How To Set Data Science OKRs
Balancing the inherent uncertainty of data science with business reality
Your manager comes to you and asks for your OKRs for this half. Chances are, their manager has just asked for team OKRs, and now the task has been delegated to you. How do you write reasonable goals?
Wait, What Are OKRs?
Objectives and Key Results (OKRs) is a goaling methodology that originates from Andy Grove’s High Output Management. We’ve mentioned Grove’s book before, when discussing manager 1:1s. It has become the predominant management text within tech - most data science teams, knowingly or not, utilize the best practices espoused by Grove decades ago! In particular, many tech companies now use OKRs to create company and team specific goals.

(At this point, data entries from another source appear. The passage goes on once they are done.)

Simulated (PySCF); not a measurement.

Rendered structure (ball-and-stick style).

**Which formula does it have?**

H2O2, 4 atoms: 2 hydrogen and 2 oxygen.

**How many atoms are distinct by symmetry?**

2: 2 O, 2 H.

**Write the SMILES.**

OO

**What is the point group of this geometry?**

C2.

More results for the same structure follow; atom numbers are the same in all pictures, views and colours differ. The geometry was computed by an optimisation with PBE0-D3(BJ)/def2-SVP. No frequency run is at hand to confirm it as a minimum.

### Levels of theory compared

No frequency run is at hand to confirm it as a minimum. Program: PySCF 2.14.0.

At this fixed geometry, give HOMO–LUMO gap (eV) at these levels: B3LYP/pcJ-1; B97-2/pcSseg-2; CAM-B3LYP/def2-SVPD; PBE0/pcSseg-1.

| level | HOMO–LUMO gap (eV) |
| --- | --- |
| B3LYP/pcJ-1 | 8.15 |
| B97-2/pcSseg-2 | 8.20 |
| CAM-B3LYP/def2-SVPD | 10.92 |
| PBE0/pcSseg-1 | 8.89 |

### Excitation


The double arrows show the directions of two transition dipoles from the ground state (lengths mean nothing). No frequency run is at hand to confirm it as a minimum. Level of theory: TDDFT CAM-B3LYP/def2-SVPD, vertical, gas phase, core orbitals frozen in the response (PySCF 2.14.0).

OKRs are comprised of an Objective, a high-level business goal, along with the Key Results needed to accomplish it. Key results should be tangible markers required to realize the objective, and most companies will expect a metric or deadline to be associated with them. An example OKR could be:
Objective: Publish a book on data science
Key Result 1: Finish a 75,000 word draft within 12 months
Key Result 2: Share manuscript with 5+ potential publishers
Key Result 3: Negotiate and sign a book contract with a publisher
You get the idea. We want a big, important objective, along with the tangible key results needed to accomplish it.
Planning For Failure
OKRs ought to be aspirational (to a certain extent). It is not expected that all teams achieve 100% of their OKRs every half or quarter. If this happens, a company is setting OKRs incorrectly, and should look to be more ambitious.
A common success goal is for around 50%-60% of OKRs to succeed. Managers should also realize that this rate may be slightly lower for data science teams, as DS work tends to be closer to an R&D role than other functions within a company.
Setting Personal OKRs
As a data scientist, you should feel confident that you will achieve at least some portion of your OKRs. It may be tempting to write OKRs that you know can all be achieved, but be careful - good data science managers will understand when you aren’t stretching yourself, and may ask you to revise goals to shoot higher.
In general, within a given objective, your author finds it helpful to balance higher and lower risk key results. For instance, if we are looking to launch a new recommendations feature, an example OKR could be:
Objective: Generate X% Revenue Lift Through Improved Recommendations
Key Result 1: Prototype new collaborative filtering methodology by end Q3
Key Result 2: Launch and analyze experiment to Z% of customers by end Q4
Key Result 3: Partner with engineering to productionize feature by mid-Q1
These key results progressively increase in risk, from finishing a methodology (presumably achievable), to launching an experiment (some risk, will likely require collaboration), to productionizing the new feature (high risk, will require a successful experiment as well as significant engineering resources).
Call Out Dependencies + Risks
As a data scientist, you rarely work in isolation. Often, OKRs are shared across teams, or will be conditional on other factors beyond your control. When setting OKRs, make sure to identify these dependencies and bring them to your manager’s attention. It may be necessary to sync with other managers and ensure that a crucial input to your project is on the right team’s roadmap.
Don’t Forget Your “Usual” Work
When setting OKRs, it is enticing to focus on the new and novel - the projects that your team is excited about tackling this quarter. However, much of a team’s work is more routine - for instance, maintaining existing processes, or paying down technical debt. If this work accounts for a significant portion of your team’s time, then it should be present in your OKRs. This “business as usual” work can itself be quantified - for example, a key result might be to “Reach 100% documentation coverage across all data pipelines”.
Review And Reflect
At the end of each quarter or half, your team should be taking the time to look back on previous OKRs and analyze performance. Did you stay on track, or did unexpected distractions derail your goals?
Your author finds that most data science teams are too ambitious when setting OKRs, largely due to a failure to account for non-OKR time sinks - for instance, maintenance work, recruiting time, vacations, standard team attrition, ad-hoc requests, and more. If this is happening, it may be necessary to stack rank potential OKRs, and reduce them down to only the most valuable.